So if the IDC is at 85% then the injector is open for almost the entire 720 deg. cycle of the engine?? (18 min mark of webinar)

Yes that's correct. In that case 85% of 720 degrees or 612 degrees of crank rotation. As you can imagine, this doesn't leave a lot of potential for moving the injection timing dramatically.

Hmmm, I've all ways looked at DC being the % of the pulse width being used to achieve the desired AFR.

So when your at 100% DC the injector is static or open, for the entire pulse which is determined by the frequency.

Thus the setting of Injector end time as your "primary" is critical, as if you haven't delivered the required amount of fuel by then . . Tough

MoTec M1 Help File

Fuel Timing

The injection pulse width will be realised using the specified output settings and timings.

Changes in the Fuel Volume request are immediately applied to the output. Generally, all fuel is delivered with one injection using the specified injection timing. If e.g. due to engine acceleration the Fuel Volume request increases after the first pulse was delivered, a second injection can deliver a Makeup pulse if the timing allows for that. "

If you get to a point where you're operating at 100% IDC then the injector is held wide open for the entire engine cycle.

The cycle time (how long the engine cycle takes) can be calculated by using the formula 120/RPM, so let's say at 6000 rpm the cycle time is 120/6000 = 0.02 seconds or 20 ms. This is the entire window available for injecting fuel. If you're at 85% IDC then the pulse width supplied to the injector is 0.02 x 0.85 = 0.017 or 17 ms. If the IDC is 100% then the pulse width is the same as the cycle time - 0.02 seconds or 20 ms.

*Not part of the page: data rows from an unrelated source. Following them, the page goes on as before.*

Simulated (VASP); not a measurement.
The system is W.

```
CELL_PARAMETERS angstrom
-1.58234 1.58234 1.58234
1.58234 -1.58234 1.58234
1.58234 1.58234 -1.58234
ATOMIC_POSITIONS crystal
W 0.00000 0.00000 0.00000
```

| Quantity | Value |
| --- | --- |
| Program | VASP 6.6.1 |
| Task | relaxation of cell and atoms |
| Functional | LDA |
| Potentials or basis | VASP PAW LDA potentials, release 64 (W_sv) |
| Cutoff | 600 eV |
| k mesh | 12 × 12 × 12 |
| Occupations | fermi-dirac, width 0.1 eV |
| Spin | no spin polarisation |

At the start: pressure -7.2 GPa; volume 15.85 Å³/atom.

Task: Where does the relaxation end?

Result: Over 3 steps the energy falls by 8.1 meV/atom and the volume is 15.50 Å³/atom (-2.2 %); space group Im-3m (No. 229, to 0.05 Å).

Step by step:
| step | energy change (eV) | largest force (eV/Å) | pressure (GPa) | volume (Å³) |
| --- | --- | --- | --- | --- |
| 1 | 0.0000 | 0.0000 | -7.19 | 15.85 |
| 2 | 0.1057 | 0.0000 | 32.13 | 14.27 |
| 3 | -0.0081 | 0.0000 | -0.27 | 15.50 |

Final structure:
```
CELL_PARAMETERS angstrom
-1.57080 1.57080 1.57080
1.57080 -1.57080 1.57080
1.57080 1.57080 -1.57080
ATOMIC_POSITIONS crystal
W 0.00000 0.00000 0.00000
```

So let's say that the EOI timing is set to 0 degrees BTDC (just for a nice simple value). If you're IDC is 85% then you're using 85% of 720 degrees or 720 x 0.85 = 612 degrees. This means the injection event would begin at 612 degrees before TDC on the compression stroke and finish at 0 deg or TDC. If on the other hand you're IDC is 100% then the injection would begin and end at 0 deg TDC - Well actually it would never technically begin or end since the injector is open the entire time.

Is that clear?

It's a different deal if you're talking about a DI engine when the available cycle time is much shorter and dependent to a degree on ignition timing. In a DI engine you only really have the intake stroke plus some portion of the compression stroke available for injection.